ROANOKE TIMES

                         Roanoke Times
                 Copyright (c) 1995, Landmark Communications, Inc.

DATE: WEDNESDAY, July 19, 1995                   TAG: 9507190021
SECTION: EDITORIAL                    PAGE: A-9   EDITION: METRO 
SOURCE: DONALD O. LINCOLN JR.
DATELINE:                                 LENGTH: Medium


JOHN PERRY ALDERMAN

AS PROUD people were being sworn in as new citizens of the United States at Thomas Jefferson's Monticello this July 4th, and towns and organizations celebrated Independence Day with picnics, band concerts, fireworks displays and parades, a more solemn parade was being held in the quiet Southwest Virginia town of Hillsville.

The parade included a long line of police vehicles with flashing lights, many luminaries from the state and federal judiciary, political figures and literally hundreds of patriotic Virginians. This funeral parade on the Fourth of July was the final celebration of the life of one of Southwest Virginia's quiet heroes, John Perry Alderman.

For hours on the night of July 3, hundreds of people had interrupted their holiday weekend to file quietly through the small village church to pay their respects to this honorable son of Virginia and his family.

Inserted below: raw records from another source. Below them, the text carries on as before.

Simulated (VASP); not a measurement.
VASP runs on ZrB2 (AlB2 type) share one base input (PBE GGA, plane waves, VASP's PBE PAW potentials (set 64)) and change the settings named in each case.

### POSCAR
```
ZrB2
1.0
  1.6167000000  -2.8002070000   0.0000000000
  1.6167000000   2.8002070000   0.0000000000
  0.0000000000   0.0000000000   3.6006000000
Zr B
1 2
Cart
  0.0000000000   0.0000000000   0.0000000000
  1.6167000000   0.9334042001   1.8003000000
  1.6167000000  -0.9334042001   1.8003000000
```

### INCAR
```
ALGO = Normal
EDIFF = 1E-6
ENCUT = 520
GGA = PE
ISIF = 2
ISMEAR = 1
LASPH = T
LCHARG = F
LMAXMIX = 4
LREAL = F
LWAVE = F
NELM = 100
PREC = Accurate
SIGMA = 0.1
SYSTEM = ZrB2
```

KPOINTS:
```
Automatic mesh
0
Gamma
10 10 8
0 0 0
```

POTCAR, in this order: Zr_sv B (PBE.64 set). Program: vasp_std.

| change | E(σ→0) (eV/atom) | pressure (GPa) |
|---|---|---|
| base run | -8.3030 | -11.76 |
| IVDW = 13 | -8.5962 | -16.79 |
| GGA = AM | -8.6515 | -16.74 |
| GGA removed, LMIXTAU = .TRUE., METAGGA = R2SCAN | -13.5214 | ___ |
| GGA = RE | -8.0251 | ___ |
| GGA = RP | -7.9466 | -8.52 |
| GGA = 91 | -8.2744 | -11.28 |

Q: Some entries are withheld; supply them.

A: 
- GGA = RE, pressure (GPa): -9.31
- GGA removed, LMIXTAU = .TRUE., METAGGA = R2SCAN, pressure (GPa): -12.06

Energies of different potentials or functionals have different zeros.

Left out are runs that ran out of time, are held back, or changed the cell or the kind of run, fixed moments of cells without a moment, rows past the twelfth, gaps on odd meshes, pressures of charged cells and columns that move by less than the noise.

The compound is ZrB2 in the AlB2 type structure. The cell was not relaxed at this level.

This newspaper covered the death of Alderman on July 1 with a substantial obituary and a brief article. Although the facts presented were accurate, they did not convey the impact this remarkable man had on modern law enforcement in Western Virginia.

After serving for more than 18 years as commonwealth's attorney for Carroll County, in 1981 he was appointed by President Reagan to be the U.S. attorney for the Western District of Virginia. Alderman had the foresight to see the impact that illegal drugs, and the attendant crime and violence they foster, would have on Virginia and the country as a whole.

Alderman is credited with turning what had previously been a quiet, rural U.S. attorney's office into a nationally recognized crime-fighting machine. After recruiting and developing a team of aggressive young prosecutors, many of whom are still in the U.S. attorney's office, he honed their skills by assisting them in aggressively prosecuting many cases that had previously been unworked because of their multijurisdictional, interstate or international nature.

Under his command, the U.S. attorney's office opened offices to service the federal courts in Charlottesville and Abingdon. In addition, Alderman was responsible for lobbying the attorney general for the opening of an office of the Drug Enforcement Administration in Roanoke.

Alderman's attitude toward taking on major targets and issues was the same as that of one of his Civil War heroes, the legendary Confederate cavalry commander J.E.B. Stuart: ``Ride to the sound of the guns.''

Alderman knew that no single law-enforcement agency could fight the necessary battles alone and that turf battles among agencies were counterproductive. He was instrumental in the formation of one of the country's first Organized Crime Drug Enforcement Task Force units under President Reagan's initiative.

Made up of agents and officers from numerous federal, state and local police agencies, as well as prosecutors from his office and local commonwealth's attorneys, this group, dubbed by Alderman as his ``First Virginia Cavalry,'' has taken on all comers in the war on drugs in Western Virginia. Under his leadership, this group took on outlaw motorcycle gangs, major international cocaine cartels in several countries, major marijuana importers, LSD producers and,, beginning in 1989, the problem of crack cocaine. Alderman taught us that no target was too big and no criminal should be allowed to establish a base of operations in his beloved Virginia.

Alderman accomplished all of these things not with the bombastic or confrontational slogans and rhetoric common to many public figures when addressing the problem of drugs, but with the quiet, confidence-inspiring examination of the issues and potential solutions that had become his trademark. His ability to quietly mediate problems among agencies, districts, defense lawyers or any other parties in these sometimes complicated investigations often belied the iron determination he would demonstrate when sincere attempts to find a compromise failed.

I also knew Alderman as a loving family man with a wonderful sense of humor and the ability to charm a crowd or a jury with his wonderful country tales and analogies.

I was proud to have been a soldier in Alderman's campaigns and even prouder to have him call me by his highest accolade, ``friend.'' As I listened to the final notes played by the single kilted bagpiper in that quiet Carroll County cemetery, I knew that from this day forward, Independence Day will always bring me fond memories of this quiet hero of Virginia.

Donald O. Lincoln Jr. is a special agent in the Drug Enforcement Administration in Roanoke.